Also known as: Banana Bird (historic, now rare).
A national symbol
The Montserrat Oriole (Icterus oberi) is the only bird endemic to Montserrat, found naturally nowhere else on Earth. It is the island’s national bird and a ubiquitous emblem, appearing across local arts, crafts and advertising. Curiously, many residents know the bird as a symbol long before they ever see one in the wild, where it keeps to forest interior.
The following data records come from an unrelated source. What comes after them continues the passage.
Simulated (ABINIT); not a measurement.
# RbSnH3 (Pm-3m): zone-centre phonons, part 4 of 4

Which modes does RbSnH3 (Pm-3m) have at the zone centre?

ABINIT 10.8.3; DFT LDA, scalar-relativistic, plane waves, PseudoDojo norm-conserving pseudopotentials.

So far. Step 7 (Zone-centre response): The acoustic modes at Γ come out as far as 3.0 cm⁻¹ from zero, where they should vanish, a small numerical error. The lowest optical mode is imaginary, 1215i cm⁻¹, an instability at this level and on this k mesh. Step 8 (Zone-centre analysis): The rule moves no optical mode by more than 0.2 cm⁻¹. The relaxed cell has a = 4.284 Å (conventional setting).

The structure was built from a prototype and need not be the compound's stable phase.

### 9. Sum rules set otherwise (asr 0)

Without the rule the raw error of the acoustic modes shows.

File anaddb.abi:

Having evolved as Montserrat’s endemic some two million years ago, the oriole has shown remarkable longevity — surviving ice ages, hurricanes and repeated volcanic activity. That resilience is part of why it resonates so strongly as an island emblem.
Identification
The adult male is a striking velvety black over the head, back, wings and breast, with vivid golden-yellow on the belly, rump and shoulder. Females are duller, with olive-yellow and greenish tones replacing the male’s sharp black. The species is more often heard than seen: a rich, whistled song carries through the forest understory.
An old confusion attaches the local name “Tannia Bird” to this oriole; in fact that name belongs to the Forest Thrush, whose song was once read as the signal to harvest tannia. Along with other West Indian orioles it was historically called “Banana Bird,” a name now little used.
Habitat and the volcanic threat
The oriole is a bird of moist forest. The eruption of the Soufrière Hills volcano from the mid-1990s destroyed the Soufrière Hills population and most of the South Soufrière Hills birds, collapsing the species’ range. The remaining strongholds are two Important Bird Areas: roughly 1,100 hectares in the Centre Hills and a remnant patch of about 200 hectares in the South Soufrière Hills.
Volcanic ashfall, habitat loss, and predation pressure from introduced rats and other animals have all weighed on the population. Because the bird’s entire world range is a few hundred square kilometres on one island, any single catastrophic event carries outsized risk.
Conservation
The Montserrat Oriole is classified as Vulnerable on the IUCN Red List, having earlier been assessed at higher risk during the worst of the volcanic crisis. Forest protection in the Centre Hills, monitoring of breeding success, and control of introduced predators are the central conservation responses, alongside captive-breeding work undertaken at overseas institutions as an insurance population.
The species’ recovery is closely tracked because it is, in effect, a barometer for the health of Montserrat’s surviving forest.